'New Urbanism' - Close to bus stop, far from happy
May 11, 2004
It is either a classic case of NIMFY syndrome - "not in my front yard" - or the legitimate concerns of home buyers who feel betrayed.
A number of families purchasing new homes on East 29th Avenue in the redeveloped Stapleton community are angered by plans to put an RTD bus route along the parkway.
East 29th buyers Nathan and Ruth WoodliffStanley recently were horrified to find a huge concrete bus-stop pad in front of their new house, only 7 1/2 feet from their porch stoop.
"It completely destroys our privacy," Nathan Woodliff-Stanley said. "If this bus stop is not removed from this block, we will not close on the house."
The couple had planned to close on the purchase next month. Their home is about a mile east of Quebec Street.
The squabble over the bus route is an ironic twist on the planning ethic called "new urbanism" at Stapleton.
It is a throwback to pedestrian-oriented neighborhoods in America's older cities, where homes and front porches sit close to the sidewalk and street, and pedestrian, bicycle and mass-transit mobility is encouraged.
Within 15 years, Stapleton expects to have 30,000 residents.
On Friday, as workers sprayed pale yellow paint on the couple's house, Ruth Woodliff-Stanley said she is not trying to foist the bus stop onto a neighbor's lot.
"This is not a reasonable design for houses with front porches and virtually no setback," she said of the 10 1/2-foot by 32-foot concrete pad.

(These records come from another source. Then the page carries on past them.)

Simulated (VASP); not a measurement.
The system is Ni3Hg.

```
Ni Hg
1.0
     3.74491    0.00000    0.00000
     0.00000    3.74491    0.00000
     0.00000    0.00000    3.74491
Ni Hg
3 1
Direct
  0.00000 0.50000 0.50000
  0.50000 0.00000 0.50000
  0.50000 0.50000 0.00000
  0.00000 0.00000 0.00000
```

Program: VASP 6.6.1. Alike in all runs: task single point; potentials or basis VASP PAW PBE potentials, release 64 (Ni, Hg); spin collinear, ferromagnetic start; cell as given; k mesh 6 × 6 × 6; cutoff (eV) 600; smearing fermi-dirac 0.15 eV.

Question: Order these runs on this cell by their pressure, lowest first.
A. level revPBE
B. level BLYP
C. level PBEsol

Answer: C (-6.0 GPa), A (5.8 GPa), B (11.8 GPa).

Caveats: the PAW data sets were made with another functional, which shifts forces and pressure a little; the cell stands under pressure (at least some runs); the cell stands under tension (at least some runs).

Officials with the Regional Transportation District and Forest City Stapleton, master developer of the old airport site, agree that the bus pad in front of the Woodliff-Stanleys' house was mistakenly poured too large.
Some of the concrete will be removed.
But there are no plans to move the bus stop, or meet the demand of some residents that the bus route be removed from the residential stretch of East 29th Avenue.
The Woodliff-Stanleys and others buying on the parkway say builders never informed them that the street, with only one traffic lane in each direction, was getting buses and stops with benches and trash cans only a few feet from their porches.
So far, at least four bus stops have been poured in the corridor, and more are planned.
Keith Frana moved into his duplex on East 29th in June and also wasn't happy when a stop was constructed near his front door.
Frana has a trash receptacle, anchored to the bus-stop pad, close to his front stairs. On Friday it was filled with bags of dog waste. He said his builder never told him about the bus route or stop. He plans to sell the house.
RTD made the decisions about which streets will get bus routes and stops, and all home builders at Stapleton were informed about the bus plan, Forest City spokesman Tom Gleason said.
Yet Parkwood Homes, builder of four houses in the 9000 block of East 29th Avenue, did not pass bus-route information on to prospective buyers, say families buying on the block.
"We love the neighborhood and love the house," said Terrell Johnson, whose family moved into its home next door to the Woodliff-Stanleys' about a month ago. "We were never informed by Parkwood of the bus route or stop."
Mark and Trisha Hanson are in the process of buying a brick Georgian-style home three doors east of Johnson's house.
When asked what he and his wife will do if the bus route stays on the parkway, Mark Hanson says, "Right now, we are leaning toward walking away."
Parkwood officials could not be reached for comment on residents' claims that they were never informed of the bus route.
But Peter Simons, division president of Beazer Homes, another builder of custom houses on East 29th, acknowledged that Forest City told his company about plans for the bus route, and that the information never got to buyers.
Some buyers on East 29th say the east-west bus route should be moved three blocks north to Martin Luther King Boulevard once it is extended through the Stapleton site.
MLK will be a four-lane arterial and better designed to support bus service, Mark Hanson said.
RTD's bus-service plan for Stapleton won't start "for at least three years, so we have plenty of time to work out any issues," RTD spokesman Scott Reed said.
RTD's board of directors has to approve all new routes "and the public is involved in that process," Reed said.